In 1920, at a mere 19 months old Cary tagged along with her mother and a film-extra friend on a visit to the Century Studios lot on Sunset Boulevard, where she was quickly “discovered.”

 “Director Fred Fishback saw me, and he liked me,” she recalled. “He thought I had good behavior and I was a cute kid.”

Peggy-Jean Montgomery, seated at center, with her sister Louise, father Jack and mother Marian.
Courtesy photo

As a result of the chance meeting he cast Cary in the studio’s comedy shorts, as well as alongside its top canine star, “Brownie the Wonder Dog.”

“I did memorize some lines, but it was more about working with the dog,” she said. “He was well trained, and he could understand English and German. He wasn’t vicious toward me, he was a very good dog and did what he was told to do. He would put hats on me, and we worked together well.”

Thanks to the success of her first film with Brownie in “Playmates,” (1921), the studio placed her under contract. With her bob-style haircut, she quickly became a star and went on to make more than 150 shorts for Century Studios between 1921 and 1923.

At the time her only rival was fellow child actor, Jackie Coogan, best known for his role in Charlie’s Chaplin’s “The Kid” in 1921.

“I didn’t have to learn lines, I just did what they told me,” she recalled. “I didn’t really know any better and I was just doing what was asked of me. I wasn’t looking to be a movie star like many in those days.”

She recalled starring with actress Clara Bow during her early years as special: “I had a couple lines with her, she was very kind, very professional. She was like any other actress I worked with, she knew her lines. I knew when I should respond, and it was just an exchange of two to three sentences.”

As for her short films they were either about the adventures of Baby Peggy as a precocious little child or about parodying popular stars of the time.

She said she would often be filmed in glamorous costumes reflecting those worn by such big-name stars of the time as Rudolph Valentino, Pola Negri, Mary Pickford and Mae Murray.

However, the working conditions for child actors during the early days of Hollywood weren’t all unicorns and rainbows.

Cary said she would usually work eight-hour days, six days a week, with no time off for education. She also had to perform her own stunts and remembered going to school at the studio with fellow child actors Mickey Rooney and Judy Garland.

“Judy was always very kind to me and very friendly when were in school at the studio,” she said.

Baby Peggy on the 1924 cover of monthly film-fan magazine, “Picturegoer.” Courtesy photo

Big money

At the height of her career, Cary received more than 1.2 million fan letters and by 1923, Universal snatched her away from Century Studios where she would go on to make feature films for $1.5 million per year.

Her first big feature film was “The Darling of New York” (1923) when she was around 4 years old and it was what she referred to as a “Universal Jewel.” These jewels were considered big productions, and they put a lot of money into them, she said. By 1924, Baby Peggy was known as “The Million-Dollar Baby” thanks to the success of these jewels.

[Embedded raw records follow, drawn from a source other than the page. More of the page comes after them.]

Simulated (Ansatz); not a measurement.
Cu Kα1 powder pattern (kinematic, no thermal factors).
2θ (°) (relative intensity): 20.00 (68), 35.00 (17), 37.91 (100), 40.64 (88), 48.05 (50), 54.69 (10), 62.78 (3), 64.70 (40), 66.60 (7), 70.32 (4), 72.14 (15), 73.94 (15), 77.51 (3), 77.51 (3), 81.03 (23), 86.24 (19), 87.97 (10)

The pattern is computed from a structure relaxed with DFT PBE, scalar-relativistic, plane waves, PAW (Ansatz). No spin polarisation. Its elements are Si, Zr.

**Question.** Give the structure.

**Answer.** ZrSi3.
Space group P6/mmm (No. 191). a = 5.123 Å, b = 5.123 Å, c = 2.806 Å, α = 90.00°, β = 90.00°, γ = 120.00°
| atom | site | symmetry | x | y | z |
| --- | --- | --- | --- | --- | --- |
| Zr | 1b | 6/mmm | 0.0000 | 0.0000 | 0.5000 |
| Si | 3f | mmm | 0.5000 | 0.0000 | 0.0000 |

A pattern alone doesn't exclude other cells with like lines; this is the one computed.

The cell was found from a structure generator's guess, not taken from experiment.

“I really didn’t know any better; I read my lines and did what I was told,” she said. “To me it was normal, and I liked to please people, especially my dad, but again, I never wanted to be a movie star.”

She later made two feature films for an independent producer; one of which became her most popular film “Captain January” in 1924.

To bring attention and promote these big-budget films, Cary said she would need to perform on Vaudeville in a variety of musical shows, something she didn’t much care for.

However, one of the highlights of her time as a child star she said was when she was named mascot of the 1924 Democratic Convention in New York. She waved a flag while standing next to future President Franklin D. Roosevelt and remembers it fondly.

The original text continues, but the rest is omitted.